Chromecast audio: command line

When I was casting about (I’m allowed one Dad pun per article. Oops, I mean bad pun. Sorry that was two much fun.)  for home audio solutions (It’s what the kids call speakers these days) a friend of mine encouraged me to try out Google’s Chromecast Audio device. And so another internet connected creature entered our home. This post starts with a rant. Feel free to skip to the section that says “Commandline” …

I was simultaneously curious, impressed, and a little disgusted by the Chromecast Audio. We got the Chromecast at the same time as the Synology NAS did and I found the two to be a study in contrast.

Synology gives you an appliance – it’s a snap to setup, to update, and to add functionality (“Apps”) to. This is great, but even greater is that you get root access – it’s a Linux powered box that you own and have control over – you can de-Appliance it.

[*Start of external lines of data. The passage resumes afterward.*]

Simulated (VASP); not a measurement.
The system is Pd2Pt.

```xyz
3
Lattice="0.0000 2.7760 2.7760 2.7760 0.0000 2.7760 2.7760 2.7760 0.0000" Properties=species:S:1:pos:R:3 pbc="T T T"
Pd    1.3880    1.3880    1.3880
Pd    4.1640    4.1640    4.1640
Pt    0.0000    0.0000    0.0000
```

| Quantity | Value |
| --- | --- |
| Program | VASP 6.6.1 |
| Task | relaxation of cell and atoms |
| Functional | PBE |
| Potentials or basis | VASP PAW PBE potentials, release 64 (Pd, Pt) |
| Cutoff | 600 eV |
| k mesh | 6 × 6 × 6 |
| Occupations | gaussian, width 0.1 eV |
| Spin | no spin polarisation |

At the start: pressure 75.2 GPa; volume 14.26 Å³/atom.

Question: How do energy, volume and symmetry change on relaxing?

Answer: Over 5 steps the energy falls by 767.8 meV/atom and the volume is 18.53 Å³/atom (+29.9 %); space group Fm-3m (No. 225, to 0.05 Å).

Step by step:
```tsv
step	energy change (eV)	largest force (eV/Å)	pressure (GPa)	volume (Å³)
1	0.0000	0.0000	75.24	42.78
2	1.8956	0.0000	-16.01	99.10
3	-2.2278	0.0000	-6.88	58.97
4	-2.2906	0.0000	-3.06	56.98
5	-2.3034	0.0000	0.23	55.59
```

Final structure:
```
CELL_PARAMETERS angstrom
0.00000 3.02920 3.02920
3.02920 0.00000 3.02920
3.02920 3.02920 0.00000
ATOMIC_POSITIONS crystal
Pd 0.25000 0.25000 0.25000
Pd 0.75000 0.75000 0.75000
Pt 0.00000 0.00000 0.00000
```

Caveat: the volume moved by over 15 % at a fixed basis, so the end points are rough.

The Chromecast Audio is a modern appliance. It’s a black box that has very little to configure (good) and it’s locked down in a weird way (very bad). It’s an internet connected device that updates itself and there is no way to access what’s inside. Thankfully, it does not have a camera or a microphone. Google does release some sort of source code. It’s a 4GB tar file. It’s not clear if this is the whole software the box is running, and if it’s the latest version. So there’s that.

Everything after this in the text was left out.